Lt. Gen. Edward Cardon, commanding general of the Army Cyber Command.

Lt. Gen. Edward Cardon, commanding general of the Army Cyber Command. // U.S. Army

Amid the onslaught of cyberthreats faced by federal agencies, the potential for an even larger and more sustained catastrophic version of a digital attack has become an increasingly real possibility.

If such a scenario were to took take place, the Defense Department would certainly play a lead role in the response. But it likely couldn’t do it alone, according to Lt. Gen. Edward Cardon, commanding general of the Army Cyber Command.

“It’s not solely going to be a DOD problem,” he said this week at a New America Foundation event on cybersecurity.

Despite the fact that his organization increased exponentially in a year -- going from only two functional units, to its current 25 -- a large-scale nation-state-directed cyberattack magnitude could likely not be defeated without significant teamwork across the federal government and the private sector, according to Cardon.

The only problem is the government is still taking baby steps toward greater collaboration with the private sector and even personnel- and resource-sharing between federal agencies themselves can still be spotty.

“I think eventually where we’re going to have to get to is a much closer relationship between government and private for these true World War I-type events,” Cardon said.

In its current format, teamwork between federal agencies remains a challenge because different agencies are simply not equipped to collaborate, according to Cardon.

For example, a National Security Agency analyst's request to work for a year on rotation at the Army Cyber Command isn’t as simple as it might sound. The two organizations' personnel systems are unable to interact.

“We’re not set up that way,” Cardon said.

Collaboration between federal government and private industry brings with it even more red tape. But the opportunities for collaboration appear to be slowly improving.

Cardon predicted within the next year, there will be a cyber career field in the Army, specifically targeted for civilians. This will likely mean cutting down the number of required enlistment years, so that someone from the private sector has the option of signing on for only two years, instead of the typical six.

It will also likely require more fluidity when it comes to the Cyber Command’s positions and duties.

“Right now, when you’re hired, you’re hired against a very specific position, with a very specific well-defined route, and that’s not really what we need in this space,” Cardon said.
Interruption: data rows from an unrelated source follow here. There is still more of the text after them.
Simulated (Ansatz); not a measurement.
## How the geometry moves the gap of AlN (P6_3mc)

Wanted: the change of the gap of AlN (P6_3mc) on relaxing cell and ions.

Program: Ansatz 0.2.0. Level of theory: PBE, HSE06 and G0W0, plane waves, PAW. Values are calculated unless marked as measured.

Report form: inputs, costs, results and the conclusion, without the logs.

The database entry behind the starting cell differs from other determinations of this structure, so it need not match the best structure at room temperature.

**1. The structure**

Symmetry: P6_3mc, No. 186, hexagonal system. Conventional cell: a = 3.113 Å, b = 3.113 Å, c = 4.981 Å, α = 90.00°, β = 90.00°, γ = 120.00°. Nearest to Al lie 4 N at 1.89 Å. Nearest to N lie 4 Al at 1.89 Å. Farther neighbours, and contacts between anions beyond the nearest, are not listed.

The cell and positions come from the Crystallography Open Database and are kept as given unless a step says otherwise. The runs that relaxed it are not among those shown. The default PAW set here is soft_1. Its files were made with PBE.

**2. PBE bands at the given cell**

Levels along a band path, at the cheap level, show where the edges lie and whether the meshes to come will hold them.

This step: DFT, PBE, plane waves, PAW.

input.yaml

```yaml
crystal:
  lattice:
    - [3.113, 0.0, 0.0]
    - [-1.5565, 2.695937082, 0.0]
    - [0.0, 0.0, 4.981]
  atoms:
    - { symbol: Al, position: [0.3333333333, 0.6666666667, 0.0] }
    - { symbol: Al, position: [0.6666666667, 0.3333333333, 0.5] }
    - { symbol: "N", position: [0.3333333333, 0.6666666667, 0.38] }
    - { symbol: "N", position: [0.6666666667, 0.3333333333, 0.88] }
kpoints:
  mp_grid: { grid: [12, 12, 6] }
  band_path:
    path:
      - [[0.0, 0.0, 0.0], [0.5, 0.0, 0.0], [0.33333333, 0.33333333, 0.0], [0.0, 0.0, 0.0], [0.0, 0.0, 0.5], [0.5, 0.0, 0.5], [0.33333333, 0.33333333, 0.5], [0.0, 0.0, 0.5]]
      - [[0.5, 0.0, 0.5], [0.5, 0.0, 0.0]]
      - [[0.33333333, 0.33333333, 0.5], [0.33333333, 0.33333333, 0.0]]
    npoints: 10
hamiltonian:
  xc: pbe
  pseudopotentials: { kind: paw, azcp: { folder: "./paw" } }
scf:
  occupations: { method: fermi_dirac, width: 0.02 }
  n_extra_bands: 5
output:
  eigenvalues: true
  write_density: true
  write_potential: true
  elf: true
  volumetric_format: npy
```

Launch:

Bringing more private sector IT personnel into the federal sphere, especially for short stints, will likely help to strengthen the relationship and thus collaboration between these entities.

This is a necessary partnership, according to Cardon, in order to be better prepared for more severe cyberattacks.

“If it’s truly that big, there’s no way the Department of Defense is going to be able to do this without having some sort of an interrelationship with government and private,” he said.